Tuesday, October 28, 2003

For a look at a very different side of at-home fatherhood, the latest New York Magazine is worth a read. The cover story focuses on a growing but generally ignored cross section of Rebel Dads: gay parents. It's a topic I haven't seen elsewhere in the media, at least not with this kind of treatment, but bloggers might be familiar with one first-person (actually, first-persons) account from Daddy, Papa and Me. The New York piece has a lot of detailed anecdotes and makes for a compelling read.

The Better Homes and Gardens story that I had heard about was every bit as hackneyed as the New York piece was novel. That's not to say that it wasn't a good story, or a positive one, it's just that I'm beginning to feel, after a year of blogging and years of reading every at-home dad story I can find, that it is plenty easy to write the same ain't-this-interesting story about dads (funny anecdote, marginal statistics, brief bit on the challenges, another anecdote, etc. etc.). Even the stat the author plucks out of the ether (2 million at-home dads, according to the 2000 Census) is probably inaccurate (can anyone point me to a 2000 Census doc on the number of at-home dads? I'm fairly certain -- but not convinced -- that number doesn't exist).

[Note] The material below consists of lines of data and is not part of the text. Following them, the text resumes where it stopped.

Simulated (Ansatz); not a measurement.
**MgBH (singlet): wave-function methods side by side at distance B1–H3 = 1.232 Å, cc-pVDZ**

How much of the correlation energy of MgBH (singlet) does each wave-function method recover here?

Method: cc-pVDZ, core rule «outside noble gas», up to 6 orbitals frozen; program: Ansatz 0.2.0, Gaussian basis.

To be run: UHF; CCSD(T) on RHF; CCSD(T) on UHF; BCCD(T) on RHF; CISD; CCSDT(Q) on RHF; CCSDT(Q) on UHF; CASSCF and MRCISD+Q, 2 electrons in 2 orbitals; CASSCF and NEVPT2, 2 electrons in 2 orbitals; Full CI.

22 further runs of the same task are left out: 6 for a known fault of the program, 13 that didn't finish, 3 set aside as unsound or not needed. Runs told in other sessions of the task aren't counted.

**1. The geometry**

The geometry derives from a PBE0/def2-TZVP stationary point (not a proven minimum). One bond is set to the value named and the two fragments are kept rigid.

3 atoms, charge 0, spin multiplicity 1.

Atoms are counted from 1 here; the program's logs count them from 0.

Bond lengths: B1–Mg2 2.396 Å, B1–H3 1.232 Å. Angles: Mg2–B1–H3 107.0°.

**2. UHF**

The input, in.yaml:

Finally, Sunday's New York Times Magazine story on "The Opt-Out Revolution," is being knocked from all kinds of angles in the Times' reader feedback section. There are some good posts from the RD perspective and some nasty critiques from elsewhere in the parenting spectrum. Rebel Dad didn't feel capable enough to point out some of the feelings of modern feminists or those who don't have the economic options as middle-aged white women married to six-figure-making men. The Times readers, however, appear to be more than capable of making those points.